The Homo Economicus is “The Body” of the Agent

The model of the decision-making agent known as homo economicus is a trivial truth, but not a misconception. All agents are supposed to maximize the utility of their resources – that is true in every geography and in every age. But because it is a tautology, it is a mistake to give to the deductions brought about from this sole model the value of a description of a particular reality. As Wittgenstein had pointed out in his Tractatus, the tautologies do not convey any relevant information of any particular world, but of every possible world. The error consists on qualifying a common note to every possible situation as a distinctive characteristic of a particular set of events. To say that every agent acts to maximize his utility is true, but to state that this observation tells us something of a particular world that distinguishes it from every other possible world is the most extended misconception about the use of the model of the rational agent.

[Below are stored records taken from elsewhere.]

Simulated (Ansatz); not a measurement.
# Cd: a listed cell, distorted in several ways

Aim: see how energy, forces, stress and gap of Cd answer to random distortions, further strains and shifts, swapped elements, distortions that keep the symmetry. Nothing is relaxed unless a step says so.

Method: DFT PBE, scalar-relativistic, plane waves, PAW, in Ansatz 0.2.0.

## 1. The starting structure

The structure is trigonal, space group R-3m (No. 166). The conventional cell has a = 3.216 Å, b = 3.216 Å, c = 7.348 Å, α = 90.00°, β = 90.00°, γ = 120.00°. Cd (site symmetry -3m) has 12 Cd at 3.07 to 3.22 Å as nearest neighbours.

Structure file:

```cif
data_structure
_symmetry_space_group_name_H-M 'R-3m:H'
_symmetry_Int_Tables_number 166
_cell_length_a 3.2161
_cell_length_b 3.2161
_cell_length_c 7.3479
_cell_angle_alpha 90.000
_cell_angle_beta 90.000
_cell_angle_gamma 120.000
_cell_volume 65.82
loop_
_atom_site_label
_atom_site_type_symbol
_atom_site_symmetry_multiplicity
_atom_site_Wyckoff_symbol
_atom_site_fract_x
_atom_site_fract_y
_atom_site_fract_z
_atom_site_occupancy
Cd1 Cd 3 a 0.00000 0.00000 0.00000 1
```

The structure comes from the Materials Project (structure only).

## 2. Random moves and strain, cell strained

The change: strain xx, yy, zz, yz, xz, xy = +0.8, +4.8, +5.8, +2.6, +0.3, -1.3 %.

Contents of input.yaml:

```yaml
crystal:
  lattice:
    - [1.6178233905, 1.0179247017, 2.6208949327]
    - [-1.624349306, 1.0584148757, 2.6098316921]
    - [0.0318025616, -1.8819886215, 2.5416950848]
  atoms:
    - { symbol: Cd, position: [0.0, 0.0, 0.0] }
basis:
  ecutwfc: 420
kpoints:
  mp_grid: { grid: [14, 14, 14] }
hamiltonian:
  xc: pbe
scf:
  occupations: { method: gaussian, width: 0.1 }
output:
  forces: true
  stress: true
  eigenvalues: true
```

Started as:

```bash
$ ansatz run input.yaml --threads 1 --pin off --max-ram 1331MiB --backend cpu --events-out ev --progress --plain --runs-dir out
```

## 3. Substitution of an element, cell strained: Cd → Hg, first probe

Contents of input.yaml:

In another post, I mentioned the importance of having a body in order to develop a personal identity. In the same line as Hayek’s Sensory Order, the body enables us with the most elementary system of classification that makes our perceptions possible, or – to express it in a more radical empiricist strain – that brings the experience to happen. Upon this system of classification will sediment more abstract layers, or degrees, of systems of classification. Our knowledge is expressed at a level of abstraction that our mind can handle, whereas the law, the market, and the language are examples of phenomena that might achieve increasing degrees of complexity that mark blurred boundaries to our knowledge. The former are named “simple phenomena” and the latter “complex phenomena” in the Hayekian terminology. Our personal identity is continuously developing on that stratus set between the simple and the complex phenomena.

In this sense, we need the conclusions brought about by the rational agent model as the stem upon which lay further strata of increasingly complex analysis. Paradoxically, the more particular the social reality we seek to describe, the more abstract has to be our layer of analysis. Notwithstanding, it would be impossible to us to conceive any image of the social experience if we lack of the fixed point of the rational agent model.

Max Weber’s ideal types could be interpreted as instances of social arrangements based on the rational agent model, which incorporate particular – and abstract – characteristics depending on the historical circumstances under scrutiny. At the bottom of both adventurous capitalism and traditional society, beneath successive strata of different social and institutional designs, we will find an agent who maximizes utility. Perhaps that is why the term “rational capitalism” is so controversial. If rationality concerns subjective reason, then rational capitalism encloses a circular definition.

In this line of ideas, I hope this quick reflection might shed some light upon the old discussion about instrumental rationality and substantive reason. Since the instrumental rationality is common to every possible world, we might look for the substantive reason that gives order to this actual world in the increasing layers of complexity that reach degrees of abstraction that are superior to the subjective reason. Although that does not mean that we will ever be able to find it.